Some might see it as a great move. I think it is one more sissy attempt at tolerance and reaching out. Religion is the culprit.
There is the World Trade Centre and two blocks away is the Burlington Coat factory. On 9/11, one of the planes crashed through two of its empty floors. For eight years it lay deserted. Things are different now. As the New York Times reported:
“But for months now, out of the public eye, an iron gate rises every Friday afternoon, and with the outside rumblings of construction at ground zero as a backdrop, hundreds of Muslims crowd inside, facing Mecca in prayer and listening to their imam read in Arabic from the Koran.”
I would truly like to take some quotes from the NYT to display just how puppy sweet can be bone-chewing wicked. Look at the catch phrases: out of the public eye, hundreds of Muslims crowd inside, facing Mecca in prayer, listening to their imam, read in Arabic from the Koran.
Of course, they will face Mecca and the Koran is written in Arabic and hey, dude, you can’t get an investment banker to preach and if he does in his spare time, he would be in his capacity as imam. I thought the NYT would know.
Apparently, this Friday ritual has a greater vision for
“an Islamic center near the city’s most hallowed piece of land that would stand as one of ground zero’s more unexpected and striking neighbors”
Most hallowed? And why is it unexpected to have a Muslim centre in the neighbourhood? The answer regarding the proximity “where a piece of the wreckage fell” comes from Imam Feisal Abdul Rauf, the cleric leading the project, when he says it
“sends the opposite statement to what happened on 9/11. We want to push back against the extremists”
These clerics ought to realise that in their enthusiasm to work up this pusillanimous business of peace they are further giving credence to stereotypes. What was the statement of 9/11 that can have an opposite one? Terrorists also pray and take the name of god, whichever stripe they are of. How can they push back terrorism?
The idea is as sick as those selling bits of wreckage soon after. It is sick to use a space as a statement. It is frightening that people of religion force those who practise their faith privately to become answerable to society even as citizens.

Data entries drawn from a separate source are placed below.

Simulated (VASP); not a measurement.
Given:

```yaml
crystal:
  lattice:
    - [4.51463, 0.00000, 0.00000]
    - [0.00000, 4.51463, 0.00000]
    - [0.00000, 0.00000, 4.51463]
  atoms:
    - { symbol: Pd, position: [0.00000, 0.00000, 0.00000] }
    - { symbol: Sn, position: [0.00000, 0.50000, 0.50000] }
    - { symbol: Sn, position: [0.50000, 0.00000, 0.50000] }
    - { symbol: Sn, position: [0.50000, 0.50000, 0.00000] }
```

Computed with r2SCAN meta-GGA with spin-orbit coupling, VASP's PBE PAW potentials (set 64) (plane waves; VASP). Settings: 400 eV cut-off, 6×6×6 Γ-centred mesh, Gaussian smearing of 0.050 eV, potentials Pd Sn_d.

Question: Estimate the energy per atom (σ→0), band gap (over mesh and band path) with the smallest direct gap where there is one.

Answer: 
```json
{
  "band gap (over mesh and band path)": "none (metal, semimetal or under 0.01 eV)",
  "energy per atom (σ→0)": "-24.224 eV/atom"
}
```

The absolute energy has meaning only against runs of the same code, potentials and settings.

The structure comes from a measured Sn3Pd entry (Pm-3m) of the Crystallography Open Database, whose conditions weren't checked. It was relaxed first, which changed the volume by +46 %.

Acknowledging the possibility of a backlash from those opposed to a Muslim presence at ground zero, Joan Brown Campbell, director of the department of religion at the Chautauqua Institution and former general secretary of the National Council of Churches of Christ USA, said:
“Building so close is owning the tragedy. It’s a way of saying: ‘This is something done by people who call themselves Muslims. We want to be here to repair the breach, as the Bible says.’ ”
Oh dear. What does this mean? Why should New York Muslims who probably lead regular lives have to own up to a tragedy? Far worse is her quoting from the Bible and making the differences more palpable, a ‘you show me yours, I’ll show you mine’ kind of juvenile attempt at religious one-upmanship.
A few years ago when Benjamin Matthew Williams killed a gay couple outside a town in California he used the Bible as his inspiration:
“I’m not guilty of murder, I’m guilty of obeying the laws of the creator.”
The proposed centre is basing itself on a Jewish centre, and they want an interfaith dialogue. It is supposed to convey that these Muslims are willing to play ball with anyone who’s able. This rubbish about cultural give and take just does not work. What is cultural about people getting together under one roof and praying and everyone commenting about how they face Mecca and learn Arabic? Culture is what you do and not which holy book you read.
This is fairly prime real estate and the Centre might end up making quite a bit of money by getting brainwashed devotees to pay up and own up the tragedy and feel good about being, well, good. Sharif El-Gamal, chairman and chief executive of Soho Properties, of course, says:
“What happened that day was not Islam.”
So? Why does it have to be stated everytime? Almost 3000 people were killed by a handful. There is absolutely no reason to be on a permanent guilt trip.
Chances of this place becoming one to avoid are high or one that will be seen as another zoo where wild animals look kind of sweet behind those cages.